No matter what orders Hitler issued from his East Prussian bunker, the commanders and troops on the ground in France were starting to take matters into their own hands. Kluge’s replacement, Field Marshal Walther Model, reluctantly agreed to order a withdrawal on the 16th to set up a new line on the Dives River, but the senior Waffen-SS officers, who now held all the important commands in the Kessel, had been pulling back for five days. They had realized that the battle was lost and that every effort had to be made to get as many troops out of the Kessel as possible.
The Leibstandarte, Das Reich and 17th SS Divisions east of Mortain had been the shoot up the rest of them with their rockets and cannon. When they had finished, Spitfires would dive down to strafe the remains.
Chaos in the Kessel
Elements of 23 German divisions were in the Kessel. Command and control was breaking down; the frontline was being held by only small determined groups of men formed into ad hoc Kampfgruppen. The Allied pincers were closing in and, late on 18 August, a corridor only a few kilometres wide remained open. Hitler now tried to pretend that a new front should be established on the Seine. All that the German commanders in the pocket were worried about was getting out alive.

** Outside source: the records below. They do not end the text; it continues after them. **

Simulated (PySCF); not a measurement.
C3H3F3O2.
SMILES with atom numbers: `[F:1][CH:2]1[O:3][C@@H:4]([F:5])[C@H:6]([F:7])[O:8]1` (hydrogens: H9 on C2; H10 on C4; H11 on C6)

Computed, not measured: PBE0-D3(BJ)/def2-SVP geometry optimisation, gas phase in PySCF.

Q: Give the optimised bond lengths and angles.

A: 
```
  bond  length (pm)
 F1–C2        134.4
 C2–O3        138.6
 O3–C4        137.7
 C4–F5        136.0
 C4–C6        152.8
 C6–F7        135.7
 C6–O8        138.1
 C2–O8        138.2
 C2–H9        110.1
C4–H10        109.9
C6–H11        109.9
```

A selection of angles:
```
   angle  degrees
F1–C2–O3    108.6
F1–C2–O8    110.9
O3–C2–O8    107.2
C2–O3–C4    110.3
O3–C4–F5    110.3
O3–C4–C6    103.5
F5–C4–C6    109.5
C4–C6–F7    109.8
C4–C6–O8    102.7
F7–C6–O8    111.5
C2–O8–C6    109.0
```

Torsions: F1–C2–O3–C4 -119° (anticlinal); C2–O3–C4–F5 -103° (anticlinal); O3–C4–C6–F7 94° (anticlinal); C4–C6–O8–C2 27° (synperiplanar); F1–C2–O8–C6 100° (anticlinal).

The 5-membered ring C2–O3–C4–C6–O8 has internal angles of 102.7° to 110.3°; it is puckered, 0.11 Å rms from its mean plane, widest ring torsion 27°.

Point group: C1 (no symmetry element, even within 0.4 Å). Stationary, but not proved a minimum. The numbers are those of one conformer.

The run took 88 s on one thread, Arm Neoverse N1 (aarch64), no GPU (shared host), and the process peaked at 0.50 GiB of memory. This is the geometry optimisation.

Hausser ordered the II SS Panzer Corps and Das Reich, which were now outside the Kessel, to hold open a corridor for the remainder of the troops trapped inside. During the afternoon of 19 August, escape orders were issued at an impromptu conference in a quarry. Hausser, Meyer, Teddy Wisch of the Leibstandarte and the three senior army officers left in the Kessel worked out the plan.
The last remaining tanks were put at the head of columns and the breakout began. The now wounded Meyer himself led one column, riding in the turret of a Panzer IV, tank accompanied by his chief of staff, SS-Sturmbannfürhrer Hubert Meyer. Eventually, the Hitlerjugend command group was forced to make their way on foot through the night until they reached German lines.
During the early hours of 20 August, Das Reich scraped together its last 20 tanks to launch a final attack to keep the escape route open. All day the Waffen-SS men battled to keep the Polish 1st Armoured Division at bay, thereby allowing the trapped Hitlerjugend and Leibstandarte Kampfgruppen to reach safety. Inside one of their armoured halftracks was the badly wounded Hausser, who had lost an eye during an artillery strike. It took the Allies two days to clean up the remnants of resistance inside the Kessel, taking 50,000 prisoners and finding 10,000 dead Germans in the carnage. More than 3000 vehicles had been left behind, including 187 tanks, 252 artillery pieces, 157 light armoured vehicles, 1778 trucks and 669 staff cars.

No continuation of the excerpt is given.